Wednesday, September 24, 2008

NASA: Don't be Afraid of the Dark

It's been roughly ten years since astronomers and physicists were forced to face the reality of an invisible "dark energy" driving an acceleration of the expansion of the universe. Previous they had determined the existence of another dark force dubbed "dark matter," thought to hold the galaxies together.

Now, according to this release from NASA, they have a new problem to contend with:


Using data from NASA's Wilkinson Microwave Anisotropy Probe (WMAP), scientists have identified an unexpected motion in distant galaxy clusters.

"The clusters show a small but measurable velocity that is independent of the universe's expansion and does not change as distances increase," says lead researcher Alexander Kashlinsky at NASA's Goddard Space Flight Center in Greenbelt, Md. "We never expected to find anything like this."

The source for this latest mysterious motion of matter in the cosmos may come from "gravitational attraction of matter that lies beyond the observable universe."

Kashlinsky calls this collective motion a "dark flow" in the vein of more familiar cosmological mysteries: dark energy and dark matter. "The distribution of matter in the observed universe cannot account for this motion," he says.

The finding flies in the face of predictions from standard cosmological models, which describe such motions as decreasing at ever greater distances.
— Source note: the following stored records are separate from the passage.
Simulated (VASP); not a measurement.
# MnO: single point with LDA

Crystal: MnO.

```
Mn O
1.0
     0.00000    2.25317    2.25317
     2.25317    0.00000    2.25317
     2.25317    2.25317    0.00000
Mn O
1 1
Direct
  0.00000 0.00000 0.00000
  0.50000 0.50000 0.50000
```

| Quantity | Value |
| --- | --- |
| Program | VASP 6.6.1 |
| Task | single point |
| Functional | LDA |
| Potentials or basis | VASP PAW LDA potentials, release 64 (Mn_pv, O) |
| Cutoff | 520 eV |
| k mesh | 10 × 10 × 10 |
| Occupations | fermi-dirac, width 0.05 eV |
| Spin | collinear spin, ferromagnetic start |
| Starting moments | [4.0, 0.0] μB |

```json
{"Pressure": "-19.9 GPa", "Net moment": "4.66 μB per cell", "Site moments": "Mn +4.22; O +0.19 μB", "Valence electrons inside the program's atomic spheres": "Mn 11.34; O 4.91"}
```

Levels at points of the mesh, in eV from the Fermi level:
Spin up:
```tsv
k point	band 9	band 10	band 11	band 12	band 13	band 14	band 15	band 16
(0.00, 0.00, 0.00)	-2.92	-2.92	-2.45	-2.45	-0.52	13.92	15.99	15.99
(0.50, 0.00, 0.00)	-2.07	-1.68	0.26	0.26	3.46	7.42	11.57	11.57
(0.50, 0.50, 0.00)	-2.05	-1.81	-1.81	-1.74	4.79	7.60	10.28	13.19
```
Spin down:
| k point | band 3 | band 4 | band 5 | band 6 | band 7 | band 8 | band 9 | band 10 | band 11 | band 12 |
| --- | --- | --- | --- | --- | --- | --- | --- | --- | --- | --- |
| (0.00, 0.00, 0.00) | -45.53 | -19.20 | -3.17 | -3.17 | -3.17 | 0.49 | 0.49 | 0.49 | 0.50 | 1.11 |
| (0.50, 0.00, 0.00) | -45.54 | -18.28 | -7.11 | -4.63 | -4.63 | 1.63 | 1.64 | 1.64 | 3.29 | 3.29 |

Kashlinsky and his team suggest that their clusters are responding to the gravitational attraction of matter that was pushed far beyond the observable universe by inflation. "This measurement may give us a way to explore the state of the cosmos before inflation occurred," he says.

Inflation refers to the expansion of the universe, which is now know to be accelerating due to the mysterious dark energy.

Dark energy acts like an antigravity force. Some have proposed that a similar effect might be accessible at the scale of everyday experience, and account for the alleged antigravity observations of Podkletnov and others.